Corona SDK & Lua Basics
For those of you who don't have much experience programming, we will start by going over a few of the basics that you will see along the way. That way you don't have your mind blown away each time we add code to the project. The first thing you are going to want to do is open up the Corona SDK simulator and the Corona SDK console (command terminal). In Windows, if you open up the simulator it will automatically open up the console as well. On Mac OS, you will need to manually open the program called the Corona Terminal. Now that we have those running, open up your favorite text editor. In Windows, I use Notepad++ and on Mac OS I personally prefer Unipad. You can use whatever editor youwould like. Once you have your favorite editor open, create a file called main.lua. Every program that we make using the Corona SDK will have this as a starting point. Once you have the simulator, console, and text editor open, we are ready to start coding! Here is a quick run down of some of the basic things you will see over the course of the series.
Code Commenting
This is going to seem like a rather boring way to start, but it's important. Anything that comes after the characters -- on the same line will NOT be run by the simulator. This is significant because it allows you, the developer, to write "comments" into the code that will help you remember why you did something a certain way at a later time. Trust me when I say this is important. There will come a time when you will have to take a break (maybe you are tired of working on that project and want to work on something else for a couple days, weeks, or months!) and when you come back to it you realize that you have no idea what you were trying to do when you left. Or maybe you finish a project and a year later decide you want to update it. It also helps other people who look at your code to know exactly what you are trying to do. Also, well commented code makes it easy to pass code between developers. The moral of the story is that commenting code is as simple as adding -- to your project, so do it!

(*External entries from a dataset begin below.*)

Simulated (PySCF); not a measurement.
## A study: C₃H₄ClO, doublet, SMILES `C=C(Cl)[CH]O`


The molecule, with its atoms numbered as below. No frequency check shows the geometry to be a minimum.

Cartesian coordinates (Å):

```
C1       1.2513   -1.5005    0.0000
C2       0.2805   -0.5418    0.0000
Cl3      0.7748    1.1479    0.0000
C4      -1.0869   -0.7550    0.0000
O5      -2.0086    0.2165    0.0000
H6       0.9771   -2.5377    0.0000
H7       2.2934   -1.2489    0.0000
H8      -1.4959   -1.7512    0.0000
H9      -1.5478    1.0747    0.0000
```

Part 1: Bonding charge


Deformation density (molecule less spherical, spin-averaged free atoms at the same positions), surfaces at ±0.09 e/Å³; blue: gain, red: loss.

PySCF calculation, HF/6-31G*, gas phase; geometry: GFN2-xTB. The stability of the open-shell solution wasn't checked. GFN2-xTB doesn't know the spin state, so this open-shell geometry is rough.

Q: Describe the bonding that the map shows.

Print Statements & Debugging
The first thing we are going to do in our code is to learn how to print things out to the console (a.k.a the terminal). Why use the console when the app user will never see it? That's where we do our debugging. Debugging is the process developers go through when there is a "bug" (i.e. something wrong) in the their code and they need to find out where it is. Open up your main.lua file and copy the following:
--This is a comment, it will not do anything when run! print("Hello, World!")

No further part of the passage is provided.